While impact investing has grown rapidly, investors lack the tools and data to effectively and consistently measure the impact of their investments.
According to estimates by the Global Impact Investing Network, the size of the impact investing market in 2022 hit US$1 trillion ($1.6 trillion), spurred on by investors’ desire to achieve positive societal outcomes while earning attractive returns on capital.
In Australia, fund managers are seeing super funds re-allocating to strategy after a hiatus. “Super funds were not particularly interested in impact investing a couple of years ago. Their focus was more on regulatory and competitive landscape issues,” said Tim Macready, chief investment officer at impact fund manager and advisor Brightlight Group. Brightlight manages around $500 million of assets.
“But interest is now picking up again and I’d expect to see super funds starting to reallocate again.”
Hindering market growth
One of the key issues hindering the market is the lack of consistent data, tools and standards to measure impact.

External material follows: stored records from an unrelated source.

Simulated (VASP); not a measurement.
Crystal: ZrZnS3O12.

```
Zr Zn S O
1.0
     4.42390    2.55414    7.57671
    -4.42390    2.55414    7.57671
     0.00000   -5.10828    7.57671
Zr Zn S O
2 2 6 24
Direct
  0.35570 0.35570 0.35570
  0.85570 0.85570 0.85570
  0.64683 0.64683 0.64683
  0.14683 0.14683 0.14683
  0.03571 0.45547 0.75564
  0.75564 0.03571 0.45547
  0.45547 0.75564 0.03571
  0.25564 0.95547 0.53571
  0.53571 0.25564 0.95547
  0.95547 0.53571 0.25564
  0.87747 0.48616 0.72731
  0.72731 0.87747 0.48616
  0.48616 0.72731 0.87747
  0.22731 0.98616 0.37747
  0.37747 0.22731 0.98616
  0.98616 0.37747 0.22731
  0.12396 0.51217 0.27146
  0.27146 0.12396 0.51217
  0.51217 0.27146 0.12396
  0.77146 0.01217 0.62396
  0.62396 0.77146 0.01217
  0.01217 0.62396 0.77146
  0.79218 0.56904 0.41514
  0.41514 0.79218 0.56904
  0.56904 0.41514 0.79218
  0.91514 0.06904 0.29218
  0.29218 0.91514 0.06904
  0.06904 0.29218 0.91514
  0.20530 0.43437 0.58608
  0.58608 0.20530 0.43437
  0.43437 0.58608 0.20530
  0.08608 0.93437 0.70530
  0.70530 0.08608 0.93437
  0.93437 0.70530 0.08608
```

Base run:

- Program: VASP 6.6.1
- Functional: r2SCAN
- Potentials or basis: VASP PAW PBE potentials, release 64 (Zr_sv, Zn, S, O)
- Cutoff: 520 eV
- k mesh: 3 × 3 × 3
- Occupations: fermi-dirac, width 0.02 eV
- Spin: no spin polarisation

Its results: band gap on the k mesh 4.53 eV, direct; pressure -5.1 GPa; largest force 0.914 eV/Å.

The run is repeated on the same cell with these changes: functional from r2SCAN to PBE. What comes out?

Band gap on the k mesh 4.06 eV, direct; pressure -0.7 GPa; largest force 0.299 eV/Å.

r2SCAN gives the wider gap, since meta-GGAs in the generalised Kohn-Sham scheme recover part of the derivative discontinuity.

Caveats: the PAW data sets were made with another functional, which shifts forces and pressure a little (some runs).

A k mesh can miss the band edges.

Though the problem is not a new one according to Philippe Zaouati, chief executive of portfolio manager Mirova, an affiliate of Natixis Investment Managers with €25.5 billion ($40 billion) of assets under management.
“It’s always difficult to measure the impact but I’ve been hearing about the lack of data and lack of consistency of data for 20 years or so. We don’t lack of data, we probably lack more analysis of data,” he said.
Cbus’ chief investment officer Kristian Fok said getting the right information is important. “In the past, there was a lack of information. How we process and consume that information [around responsible investing] is going to be pretty critical.”
The $70 billion super fund recently appointed Rosalind Mckay as head of responsible investment and she has been tasked to develop responsible investment frameworks including what information is needed. The fund already uses the GRESB Foundation methodology which sets benchmarks and global standards for measuring ESG for the real estate and infrastructure industry.
There is growing demand from investors for more impact measurement frameworks and metrics to be applied and the lack of consistency is challenging for investors and portfolio managers. “One investor might care about job creation, one investor might care about poverty alleviation, another might care about something else,” said Macready.
“Each of them is asking for cases that have precise metrics in the way that they want to make an impact and that can be challenging when we’re dealing with multi asset portfolios, where managers don’t necessarily all report on the same metrics.”
The finalisation of Australia’s sustainable finance taxonomy – a set of definitions of activities or assets that are considered sustainable – will provide more clarity on calculating impact.
“Once you have those frameworks, you have a set rules and measurements that can actually also legitimately help you identify the impact [of your investments],” said Fok, who is also acting chair of the Australian Sustainable Finance Institute that is developing the taxonomy.
Attribution is another problem with inconsistency in terms of how impact investments and impact fund managers claim their share of impact.
“We’re seeing the equity manager will claim the impact of the total percentage of equity and where they do not adjust for their share of ownership because that can be really complex in the capital structure. So that attribution piece is actually really challenging as well,” said Brightlight’s Macready.
This is one of the reasons UK-based green bond fund manager Affirmative Investment Manager limits its investments to the labelled green bond market explained Katie House, partner – sustainability.
“We have specifically chosen to focus our attention on labelled bonds because it gives us an additional layer to be able to measure our impact. We look for the impact through the use of proceeds of the bond,” she said.
“It’s not enough to take the label at face value, we definitely still need to do our research and that’s both on the use of proceeds side and also on the issuer side.”
Even in the measurement of greenhouse gases, which has established datasets and science-based methodology, calculating the indirect carbon emissions of a company’s value chain, or scope 3 emissions, continues to confound.
“Emissions information, particularly scope 1 and 2, the data is pretty good but when you start looking at scope 3, data provision is much more variable and much more often estimated,” said House.